Okay, great. Maybe I'll comment, first, Dion, just on that ASP environment. So Sherri, in Q3, let me use that as sort of an example, which can set up sort of a comment on the prospectively. But in Q3, we did see, once again, positive ASPs. That was driven -- like other quarters, really bifurcated between 2 factors, the first of which is we continue to drive a better product mix. I'd say that's roughly 1/3 of the benefit we saw in the quarter, and the remaining 2/3 was just overall pricing. And again, that sort of takes in the multiple factors from rising component logistics cost, which lends to increase in pricing but also takes into account what's happening to FX and overall competitive environment. And so looking forward, certainly an important part of our strategy is to drive and continue to drive product mix. In many of those categories, we are under indexed today, so we do feel like we've got opportunity. That being said, as commodities begin to stabilize here, that is less of a year-over-year tailwind on ASPs. But I think most importantly, we're going to focus on continuing to great -- develop great products to the market, and that's really what's going to drive, as much as anything, the improvement on the revenue side. I don't know if, Dion, you have any other comments you'd make on the PC.

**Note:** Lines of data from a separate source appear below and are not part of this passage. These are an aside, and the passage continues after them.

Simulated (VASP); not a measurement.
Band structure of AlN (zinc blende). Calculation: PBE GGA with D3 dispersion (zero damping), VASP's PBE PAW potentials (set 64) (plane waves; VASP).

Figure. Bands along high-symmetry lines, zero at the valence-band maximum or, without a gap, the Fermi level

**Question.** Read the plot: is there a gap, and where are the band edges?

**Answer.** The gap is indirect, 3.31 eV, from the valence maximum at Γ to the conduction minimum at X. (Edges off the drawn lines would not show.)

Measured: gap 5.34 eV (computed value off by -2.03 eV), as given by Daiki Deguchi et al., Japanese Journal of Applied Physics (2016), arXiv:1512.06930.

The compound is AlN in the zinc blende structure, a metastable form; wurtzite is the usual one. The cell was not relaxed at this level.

I think the only other comment, Steve, would be our increased focus as a business on Everything as a Service. And as we drive that strategy, it's roughly half the market, roughly half of the $334 billion TAM. That's a new opportunity for us as an organization where we're under-indexed. It's certainly a market trend. Our customers are looking to have that kind of contractual relationship with us. And I think that also drives growth in the future.
Okay, great. And then switching gears to the Printing business. The margins related -- margins for that business are at the low end of your range, and you've made it quite clear that, that's related to the acquisition of Samsung. As we move into the fourth quarter, your commentary, Steve, seemed to suggest that margins would actually soften. So I guess, I'm trying to understand, should we think about 4Q margins falling below your long-term target and then possibly improving as we move into fiscal '19?
I was not trying to imply that we would go below our 16% to 18% range. I was just trying to suggest that in the near to midterm, we'd be closer to the bottom end of that range. And so I think that reflects both Q4. I'm not going to comment any more specifically on the outlook. We have SAM coming up where we can kind of give the details about '19 and beyond. But for Q4, we would expect to still stay within our range.
Next questioner today will be Aaron Rakers with Wells Fargo.
Just as a follow-up to the last question, just trying to think about how you guys -- as we possibly see some normalization on the ASP benefits in the PC market, how you think about the growth dynamics of the PC market overall from a shipment perspective. Any kind of metrics you can share in terms of aged installed base and an opinion on what you think really kind of opens up the opportunities for the Everything as a Service to really start to drive the business model? Is there something that you're looking at specifically that starts to engage the customer base, the installed base on those opportunities that you see?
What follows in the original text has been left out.